Estonian officials always claimed the attacks originated from Russia. The attacks, according to computer experts, were distributed denial-of-service, or DDoS, attacks; hundreds or thousands of "zombie" computers are enlisted to overwhelm the target network. They began after April 27, when Estonia removed a World War II Soviet memorial from its capital, Tallinn, provoking howls of protest from the Kremlin, (which seems to spend a very great deal of it’s time howling.) The internet attacks continued to mid-May.

Russia has consistently denied any involvement. On 10 March, however, Konstantin Goloskokov—Markov’s assistant—a commissar in the pro-Putin youth group Nashe, (Молодежное демократическое антифашистское движение «Наши»), which works for the Kremlin, admitted he and some associates had launched the attack—apparently the first time anyone has claimed direct responsibility.

Nashe—which means “Ours!”—is Russian Prime-Minister-For-Life Vladimir Putin's version of the Soviet Komsomol, (Коммунистический союз молодёжи), or Communist Union of Youth.

Putin-Navy-Fur-Cap

Vladimir Putin:
The buck stops with him

"I wouldn't have called it a cyber attack; it was cyber defense," Goloskokov said. "We taught the Estonian regime the lesson that if they act illegally, we will respond in an adequate way."

"We were attacked by 178 countries," quipped Katrin Pargmae, a spokeswoman for the Estonian Informatics Centre, which administers the state's information systems, including the internet.

It is believed to have been the first attack of its kind, directed against virtually the entire informational infra-structure of a NATO country.

And then:

August 2008: Russia's invasion of Georgia was accompanied by a wave of cyber attacks on Georgian government websites. The cyber attacks—which began well before Russian tanks rolled in—overwhelmed Georgian government websites with swarms of data: some websites were defaced by hackers.

There was no clear proof of Russian military involvement (investigators have reportedly traced some of the data to Russian servers tied to organized-crime groups), so the perpetrators may have been nationalists. Still, the timing suggests that even if the responsible parties weren't in uniform, they coordinated their moves with the Russian military.

November 2008: Russian hackers successfully penetrated Pentagon computer systems in the most severe cyber attacks ever on US military networks.
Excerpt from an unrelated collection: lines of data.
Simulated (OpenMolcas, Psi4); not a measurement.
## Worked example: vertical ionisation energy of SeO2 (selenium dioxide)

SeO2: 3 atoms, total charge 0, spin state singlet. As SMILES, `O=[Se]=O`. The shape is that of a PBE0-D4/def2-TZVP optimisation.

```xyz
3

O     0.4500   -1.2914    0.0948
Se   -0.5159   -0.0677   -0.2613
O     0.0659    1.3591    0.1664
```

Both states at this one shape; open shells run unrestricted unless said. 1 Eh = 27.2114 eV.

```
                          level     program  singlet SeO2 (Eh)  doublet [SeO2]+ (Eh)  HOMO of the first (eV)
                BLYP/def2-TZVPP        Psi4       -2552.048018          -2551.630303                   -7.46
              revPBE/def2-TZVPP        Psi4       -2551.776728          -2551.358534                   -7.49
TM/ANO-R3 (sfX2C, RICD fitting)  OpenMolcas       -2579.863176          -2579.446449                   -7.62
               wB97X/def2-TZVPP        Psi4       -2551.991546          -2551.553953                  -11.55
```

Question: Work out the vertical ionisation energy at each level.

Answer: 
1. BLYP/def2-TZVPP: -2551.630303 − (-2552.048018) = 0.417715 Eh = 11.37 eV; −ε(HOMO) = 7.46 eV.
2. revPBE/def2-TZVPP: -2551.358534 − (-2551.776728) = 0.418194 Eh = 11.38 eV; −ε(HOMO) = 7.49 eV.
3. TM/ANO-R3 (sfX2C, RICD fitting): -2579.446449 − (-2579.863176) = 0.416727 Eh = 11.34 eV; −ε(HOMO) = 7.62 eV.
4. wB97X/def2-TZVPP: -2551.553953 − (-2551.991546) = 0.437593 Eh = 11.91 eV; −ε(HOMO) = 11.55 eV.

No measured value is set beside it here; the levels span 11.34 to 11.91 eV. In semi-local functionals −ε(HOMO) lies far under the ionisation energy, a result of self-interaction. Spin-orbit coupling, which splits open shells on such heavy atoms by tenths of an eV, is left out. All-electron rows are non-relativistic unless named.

The attacks struck computers within the US Central Command, which oversees Iraq and Afghanistan, and involved malicious software—known as malware—which permeates a network. The attacks were so serious, Admiral Michael Mullen, the chairman of the joint chiefs of staff, briefed President  Bush and Defense Secretary Robert Gates.

I smile when they tell me the Cold War is over. I try not to guffaw out loud, though.

“Soviet Union foreign policy is a puzzle inside a riddle wrapped in an enigma, and the key is Russian nationalism.”